Finally, our solution integrates with Google Maps and propagates user's reserved E-PASS information into the navigation system. Currently this only allows the navigation to suggest a route that avoids Freeway 5 until the user's reserved interchange. We envision that navigation systems (either mobile-based or vehicle-embedded) will become capable of using such information to plan a route between any arbitrary origin and destination that gets on Freeway 5 at the reserved interchange.

How we built it

We briefly describe the technology behind the most crucial components forming the backbone of our solution, as well as the resources that we have used.

Predictive analytics

We built our predictive models using several machine learning APIs in Python. (Most libraries are implemented in other languages such as C++ for efficiency reasons, but they have nice bindings to Python.) The particular learning algorithm that we made use the most is a decision tree-based ensemble method called gradient boosting, which compares favorably and often gives superior performance than many more widely used methods such as SVMs and random forests. The employed learning technique is not unheard to many machine learning/data science practitioners. Nonetheless, our sophistication lies in the smooth combination of effective data preprocessing, feature engineering, and a principled approach to model validation and hyperparameter tuning.

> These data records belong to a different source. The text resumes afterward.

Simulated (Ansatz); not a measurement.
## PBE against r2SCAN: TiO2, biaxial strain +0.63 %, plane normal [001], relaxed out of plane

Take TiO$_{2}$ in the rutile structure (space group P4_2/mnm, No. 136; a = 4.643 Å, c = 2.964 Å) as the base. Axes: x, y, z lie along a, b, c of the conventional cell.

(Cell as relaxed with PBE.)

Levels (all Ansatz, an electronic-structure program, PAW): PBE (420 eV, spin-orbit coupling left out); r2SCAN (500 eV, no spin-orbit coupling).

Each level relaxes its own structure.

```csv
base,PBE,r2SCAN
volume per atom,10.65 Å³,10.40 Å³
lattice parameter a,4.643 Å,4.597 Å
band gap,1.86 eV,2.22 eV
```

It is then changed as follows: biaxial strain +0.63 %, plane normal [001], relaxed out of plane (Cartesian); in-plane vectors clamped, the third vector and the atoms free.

In addition to the data provided on the official hackathon website, we made use of the historical traffic data from Taiwan's National Freeway Bureau. In particular, we processed the raw trip data to produce the travel time data needed for our predictive modelling. We also incorporated weather information (obtained from Taiwan's Central Weather Bureau Open Data Platform) such as precipitation amount in Yilan and Taipei in 2014 and 2015 (up to October) in constructing our predictive models. Besides, we have a running server that periodically pulls traffic data (every five minutes) from the aforementioned source, parses/preprocesses the data, performs calculation, and updates relevant information (every hour) in our software application.

User interface (UI)

On the user interface front, we developed in the C# language a simple, user-friendly, and easy-to-use UI display with several Microsoft development APIs. Using these APIs, our software's UI nicely displays the results from our predictive models and provides the users with intuitive visualization of the predicted traffic situations of interest. We also employed Google's API to embed Google Maps into our software for possible future integration with travel navigation systems.

Challenges we ran into

In the course of this hackathon project, we have encountered numerous challenges that are common in most software and data science projects. Without presenting all the technical detail, we name a few particular challenges:

As old as it sounds, the most important challenge, as in almost every project, is probably the very first step -- coming up with a solution that draws upon our central idea (e.g., data-driven decision support), is helpful in mitigating the target traffic problem, and is implementable within the short timeframe of this hackathon.
Many challenging are associated with dealing with data, e.g., the existence of errors and inconsistencies in the historical data from Taiwan's National Freeway Bureau; how to make the best use out of available data; and experimentation with various statistical, predictive modelling, and machine learning techniques. Moreover, the timeliness of data arrival also significantly affects what features we are capable of implementing.
On the software development side, the process of piecing together all the individual components presented many challenges as always. For example, loading predictive results produced by an underlying model often gives an unexpected visual effect from what we originally hoped. Additionally, setting up automated tasks of data collection and calculation requires a lot of care and caution, as we have interleaved jobs that repeat every 5 minutes, every hour, and every day.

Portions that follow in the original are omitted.